Page 1 of 2
Problem after Nagios restart all host checks completing
Posted: Sat Oct 12, 2013 9:06 pm
by ericfeldhusen
I have several Nagios 3.2.3 servers that monitor dynamically changing networks, i.e. new hosts, old hosts disappearing, etc.., where a script dynamically generates a file with hosts and then restarts the nagios service. What we're finding is if we restart the nagios service too often, the host checks aren't completing for more and more hosts as the number of hosts are growing.
I suspect we're missing options in the nagios config file that if X hosts were most recently check, and there's Y hosts with very old checks, the restart causes nagios to start at the beginning of the X list of hosts and continue on, rather checking and then continuing with the hosts with the oldest checks and working up the hosts with the most recent checks.
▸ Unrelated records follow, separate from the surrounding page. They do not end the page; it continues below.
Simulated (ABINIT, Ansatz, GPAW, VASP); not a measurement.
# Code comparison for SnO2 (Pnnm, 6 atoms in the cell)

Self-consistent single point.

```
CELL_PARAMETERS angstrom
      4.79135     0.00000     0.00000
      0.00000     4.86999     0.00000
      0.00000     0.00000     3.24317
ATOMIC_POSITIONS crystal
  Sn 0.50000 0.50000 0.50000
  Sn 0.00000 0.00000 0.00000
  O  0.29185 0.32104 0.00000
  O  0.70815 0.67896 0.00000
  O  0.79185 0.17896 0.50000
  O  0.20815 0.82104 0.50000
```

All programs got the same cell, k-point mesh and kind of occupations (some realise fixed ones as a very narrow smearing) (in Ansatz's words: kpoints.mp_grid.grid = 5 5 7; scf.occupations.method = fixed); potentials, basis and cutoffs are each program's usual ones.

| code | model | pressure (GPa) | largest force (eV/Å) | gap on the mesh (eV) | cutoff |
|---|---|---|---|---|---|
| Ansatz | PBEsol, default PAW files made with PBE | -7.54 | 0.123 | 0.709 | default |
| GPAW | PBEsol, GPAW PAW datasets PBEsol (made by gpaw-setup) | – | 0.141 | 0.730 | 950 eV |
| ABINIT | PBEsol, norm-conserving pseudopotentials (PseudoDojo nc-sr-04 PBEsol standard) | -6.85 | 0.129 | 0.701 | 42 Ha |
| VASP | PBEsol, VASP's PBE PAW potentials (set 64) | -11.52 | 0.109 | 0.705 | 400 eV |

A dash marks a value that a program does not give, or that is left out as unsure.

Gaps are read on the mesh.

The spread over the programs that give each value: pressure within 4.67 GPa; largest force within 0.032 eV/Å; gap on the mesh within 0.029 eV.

I think I'm getting stuck on the terminology of what I think I'm looking for in configuration options instead of understanding the options I'm looking for.
Any suggestions?
Eric Feldhusen
Re: Problem after Nagios restart all host checks completing
Posted: Mon Oct 14, 2013 10:42 am
by abrist
Host checks should not hang with the restart of nagios, though if the restart happen too often, you may have issues with multiple nagios parent processes running concurrently. My sugestion would be to make a check to see if nagios is running before you restart it in your scripts. If it is not running, wait to try to restart it again until it is.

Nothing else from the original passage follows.